Town officials eye commercial marijuana codes
Members of Boothbay Harbor’s planning and select boards met Feb. 8 to discuss how Maine’s legalization of recreational marijuana will affect Boothbay Harbor, and how best to proceed.
Several members of both boards had attended a Jan. 25 workshop hosted by the Lincoln County Regional Planning Commission. At that meeting, two attorneys, Ted Kelleher and Amy Tchao from Drummond Woodsum, a Portland-based law firm, presented a program called, “Weeding Through Marijuana Legalization: What It Means For Our Towns.” At the Feb. 8 meeting, Denise Griffin said she thought it would be useful for participants to process what they had learned at the January meeting. No decisions would be made that night, she said.

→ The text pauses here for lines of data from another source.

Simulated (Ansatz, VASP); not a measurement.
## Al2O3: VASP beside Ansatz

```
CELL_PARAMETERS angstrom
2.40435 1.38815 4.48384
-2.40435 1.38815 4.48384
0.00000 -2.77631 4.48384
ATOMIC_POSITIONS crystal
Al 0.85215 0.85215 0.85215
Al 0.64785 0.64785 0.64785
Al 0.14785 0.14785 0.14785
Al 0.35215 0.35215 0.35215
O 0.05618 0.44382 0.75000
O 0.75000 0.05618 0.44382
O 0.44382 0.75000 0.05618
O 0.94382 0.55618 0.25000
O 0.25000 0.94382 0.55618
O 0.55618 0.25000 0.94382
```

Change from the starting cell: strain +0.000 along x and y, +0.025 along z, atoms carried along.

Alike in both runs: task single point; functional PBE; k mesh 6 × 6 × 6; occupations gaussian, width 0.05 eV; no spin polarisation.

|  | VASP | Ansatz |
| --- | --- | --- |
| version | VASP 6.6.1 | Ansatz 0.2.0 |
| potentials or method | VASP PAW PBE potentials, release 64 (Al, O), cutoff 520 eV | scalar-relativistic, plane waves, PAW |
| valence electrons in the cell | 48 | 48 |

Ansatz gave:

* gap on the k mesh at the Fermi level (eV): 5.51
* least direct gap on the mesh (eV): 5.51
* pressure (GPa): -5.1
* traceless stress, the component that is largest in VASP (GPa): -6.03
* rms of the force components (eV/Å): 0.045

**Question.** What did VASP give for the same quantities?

The town has time to ponder its options. Maine lawmakers set a year-long state moratorium on the commercial licensing of marijuana cultivation, testing, manufacturing facilities, and on retail shops and social clubs.
Most concerns voiced Feb. 8 focused on the shops and clubs aspect. “Boothbay Harbor doesn't have much available land for marijuana cultivation, testing, or manufacturing. Transportation isn't good and energy costs are high. But the retail shops and social clubs would have an impact on the town and its character,” said Planning Board member William Hamblen.
Some at the meeting suggested taking advantage of the protection that has been granted municipalities under the moratorium. When that ends, the town could pass its own moratorium for a few months longer; others in the group thought the town could come up with a plan in time for November elections. All agreed that public participation and education in the process is an absolute.
Town Manager Tom Woodin said he couldn’t imagine why they couldn’t hold a couple of public hearings between now and November, write up a warrant article or two, and have a vote before the state's moratorium expires.
Griffin said she had contacted about eight community members, and each one favored taking time with the process. But she was amenable to a November deadline, saying if it wasn't possible, a moratorium could still be an option. Griffin said she would like to have a Plan A and a Plan B at the ready.
Toward the end of the meeting, Code Enforcement Officer Geoff Smith suggested the Drummond Woodsum attorneys come to Boothbay Harbor to speak to the public. “They could get the same informational session and handouts and answer questions. We could get a good idea of which way the town wants to go,” he said. When the group agreed this would be a good idea, Smith agreed to contact the lawyers and set up a meeting. He will also contact local television station Channel 7 to record the workshop.